The Paw Paw Federal #1 test well reached total depth of 4,500 feet in the Madison Formation after drilling an anticipated stratigraphic section and thrust fault. Oil shows were found in the Muddy, Phosphoria, and Madison formations. The Phosphoria is a regionally productive formation and could end up being the secondary zone in sidetrack operations should that type of operation be deemed commercially economic.
As used herein, the term “Payout” shall be deemed to occur at 7:00 a.m. on the first day in which Foothills recovers out of its share of production from the Paw Paw Federal #1 (“Test Well”), after deduction of all royalties, existing overriding royalties, production or severance taxes, and any other burdens or taxes measured by or payable out of production, a sum equal to the aggregate of the following:
● | the aggregate costs and expenses of drilling, testing and completing the Test Well into the tanks or the pipeline to which the Test Well is connected, including the costs of all surface equipment attached or connected to the wellhead; and |
● | the costs and expenses of operating during the Payout period (items i. and ii. shall be calculated and governed by the terms and provisions of the accounting procedure attached to the Paw Paw Unit Operating Agreement). |
Utah Properties
The Utah properties are located in Uintah and Duchesne Counties, comprising operated and non-operated working interests as well as rights and interests in a project for future development.
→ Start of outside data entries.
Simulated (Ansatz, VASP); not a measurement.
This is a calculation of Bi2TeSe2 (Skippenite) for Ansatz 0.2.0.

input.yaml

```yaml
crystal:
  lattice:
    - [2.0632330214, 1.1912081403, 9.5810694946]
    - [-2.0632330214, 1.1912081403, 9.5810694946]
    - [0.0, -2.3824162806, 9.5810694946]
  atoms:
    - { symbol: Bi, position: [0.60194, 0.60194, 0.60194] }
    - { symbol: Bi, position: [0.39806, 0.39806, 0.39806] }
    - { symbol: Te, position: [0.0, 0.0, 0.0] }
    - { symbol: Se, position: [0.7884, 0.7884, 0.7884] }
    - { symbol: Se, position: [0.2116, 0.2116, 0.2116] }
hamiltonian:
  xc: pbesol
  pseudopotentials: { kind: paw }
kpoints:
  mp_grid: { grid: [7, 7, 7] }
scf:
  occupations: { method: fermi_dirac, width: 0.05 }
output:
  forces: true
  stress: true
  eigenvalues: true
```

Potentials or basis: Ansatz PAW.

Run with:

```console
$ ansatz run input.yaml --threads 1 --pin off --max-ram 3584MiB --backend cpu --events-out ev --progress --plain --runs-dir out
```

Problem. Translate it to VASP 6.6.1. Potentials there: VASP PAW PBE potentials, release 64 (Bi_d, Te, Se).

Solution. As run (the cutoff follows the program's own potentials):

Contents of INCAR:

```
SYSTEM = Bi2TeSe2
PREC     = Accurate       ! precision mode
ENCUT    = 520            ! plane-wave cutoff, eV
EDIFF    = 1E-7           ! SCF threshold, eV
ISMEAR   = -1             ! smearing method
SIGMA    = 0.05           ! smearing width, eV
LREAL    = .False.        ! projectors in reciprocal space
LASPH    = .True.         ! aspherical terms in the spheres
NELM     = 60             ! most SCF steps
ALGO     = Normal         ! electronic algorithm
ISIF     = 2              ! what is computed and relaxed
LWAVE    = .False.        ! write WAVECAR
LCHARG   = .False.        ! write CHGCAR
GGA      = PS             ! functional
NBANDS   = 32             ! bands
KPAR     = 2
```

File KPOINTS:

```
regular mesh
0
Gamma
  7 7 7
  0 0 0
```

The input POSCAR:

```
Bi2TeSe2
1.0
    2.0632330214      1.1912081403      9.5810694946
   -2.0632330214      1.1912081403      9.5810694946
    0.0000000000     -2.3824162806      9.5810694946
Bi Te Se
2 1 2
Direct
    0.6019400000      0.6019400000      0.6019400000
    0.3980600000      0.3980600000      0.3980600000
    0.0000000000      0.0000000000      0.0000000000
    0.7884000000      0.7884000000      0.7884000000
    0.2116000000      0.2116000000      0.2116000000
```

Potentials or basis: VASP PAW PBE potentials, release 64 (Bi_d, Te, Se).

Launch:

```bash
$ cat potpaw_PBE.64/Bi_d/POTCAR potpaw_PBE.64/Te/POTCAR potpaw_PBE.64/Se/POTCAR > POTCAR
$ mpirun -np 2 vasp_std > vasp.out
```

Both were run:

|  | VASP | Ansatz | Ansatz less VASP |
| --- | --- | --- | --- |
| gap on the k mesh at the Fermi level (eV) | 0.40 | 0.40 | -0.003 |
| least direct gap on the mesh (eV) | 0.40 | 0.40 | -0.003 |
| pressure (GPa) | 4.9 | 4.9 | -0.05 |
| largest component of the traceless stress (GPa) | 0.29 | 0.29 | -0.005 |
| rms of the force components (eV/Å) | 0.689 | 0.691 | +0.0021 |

The Company operates through TEO six oil and gas wells situated on 280 gross acres (224 net) in the Duck Creek area of the Altamont Bluebell field located in Uintah County, Utah, in which the Company has a 100% working interest with an 80% net revenue interest.
The Company owns all rights and interests pertaining to the Global Settlement Agreement (“GSA”) for the Uintah and Ouray Reservation among Mountain Oil & Gas, Inc (‘MOG”) and entities associated with MOG and the Ute Indian Tribe of the Uintah and Ouray Reservation, dated December 22, 2014. The Company also owns all rights and interests acquired in the Purchase and Sale Agreements between TEPI and Mountain Oil & Gas, Inc. dated April 16, 2012, and December 18, 2012. The Company expects to move forward with this transaction in 2018 via a revised Global Settlement Agreement with the parties to said agreement.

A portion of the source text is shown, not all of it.